This section describes the architectural and implementation details of TBMQ, the configuration and optimization of the persistence layer, and the experimental environment used to evaluate the system’s performance.
2.1. Architecture and Implementation Details
While the TBMQ 1.x version can 100 million clients [
28] at once and 3 million msg/s [
29], as a high-performance MQTT broker it was primarily designed to aggregate data from IoT devices and deliver it to back-end applications reliably (QoS 1). This architecture is based on operational experience accumulated by the TBMQ development team through IIoT and other large-scale IoT deployments, where millions of devices transmit data to a limited number of applications.
These deployments highlighted that IoT devices and applications follow distinct communication patterns. IoT devices or sensors publish data frequently but subscribe to relatively few topics or updates. In contrast, applications subscribe to data from tens or even hundreds of thousands of devices and require reliable message delivery. Additionally, applications often experience periods of downtime due to system maintenance, upgrades, failover scenarios, or temporary network disruptions.
To address these differences, TBMQ introduces a key feature: the classification of MQTT clients as either standard (IoT devices) or application clients. This distinction enables optimized handling of persistent MQTT sessions for applications. Specifically, each persistent application client is assigned a separate Kafka topic. This approach ensures efficient message persistence and retrieval when an MQTT client reconnects, improving overall reliability and performance. Additionally, application clients support MQTT’s shared subscription feature, allowing multiple instances of an application to efficiently distribute message processing.
Kafka [
30] serves as one of the core components. Designed for high-throughput, distributed messaging, Kafka efficiently handles large volumes of data streams, making it an ideal choice for TBMQ [
31]. With the latest Kafka versions capable of managing a huge number of topics, this architecture is well-suited for enterprise-scale deployments. Kafka’s robustness and scalability have been validated across diverse applications, including real-time data streaming and smart industrial environments [
31,
32,
33].
Figure 1 illustrates the full fan-in setup in a distributed TBMQ cluster.

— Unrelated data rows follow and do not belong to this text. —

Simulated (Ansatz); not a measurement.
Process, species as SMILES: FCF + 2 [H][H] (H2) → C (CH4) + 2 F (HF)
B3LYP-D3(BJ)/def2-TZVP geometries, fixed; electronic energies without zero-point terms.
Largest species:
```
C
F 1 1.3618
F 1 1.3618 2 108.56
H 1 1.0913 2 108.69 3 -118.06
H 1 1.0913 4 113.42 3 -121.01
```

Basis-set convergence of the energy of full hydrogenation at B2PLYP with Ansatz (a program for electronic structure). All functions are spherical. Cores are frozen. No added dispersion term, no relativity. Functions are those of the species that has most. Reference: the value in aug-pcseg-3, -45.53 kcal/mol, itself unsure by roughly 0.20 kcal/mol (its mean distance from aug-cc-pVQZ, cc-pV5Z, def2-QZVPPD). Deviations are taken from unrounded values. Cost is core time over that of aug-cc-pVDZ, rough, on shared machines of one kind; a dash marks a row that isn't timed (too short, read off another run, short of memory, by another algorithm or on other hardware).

In TBMQ 1.x, standard MQTT clients relied on PostgreSQL for message persistence and retrieval, ensuring that messages were delivered when a client reconnected. While PostgreSQL performed well initially, it had a fundamental limitation—it could only scale vertically. It was anticipated that, as the number of persistent MQTT sessions grew, PostgreSQL’s architecture would eventually become a bottleneck. To address these scalability limitations, more robust alternatives were investigated to meet the increasing performance demands of TBMQ. Redis was quickly chosen as the best fit due to its horizontal scalability, native clustering support, and widespread adoption.
Unlike the fan-in, the point-to-point (P2P) communication pattern enables direct message exchange between MQTT clients. Typically implemented using uniquely defined topics, P2P is well-suited for private messaging, device-to-device communication, command transmission, and other direct interaction use cases.
One of the key differences between fan-in and peer-to-peer MQTT messaging is the volume and flow of messages. In a P2P scenario, subscribers do not handle high message volumes, making it unnecessary to allocate dedicated Kafka topics and consumer threads to each MQTT client. Instead, the primary requirements for P2P message exchange are low latency and reliable message delivery, even for clients that may go offline temporarily. To meet these needs, TBMQ optimizes persistent session management for standard MQTT clients, which include IoT devices.
Figure 2 shows how standard MQTT clients publish and receive direct messages via TBMQ, while Redis supports session persistence and Kafka facilitates routing.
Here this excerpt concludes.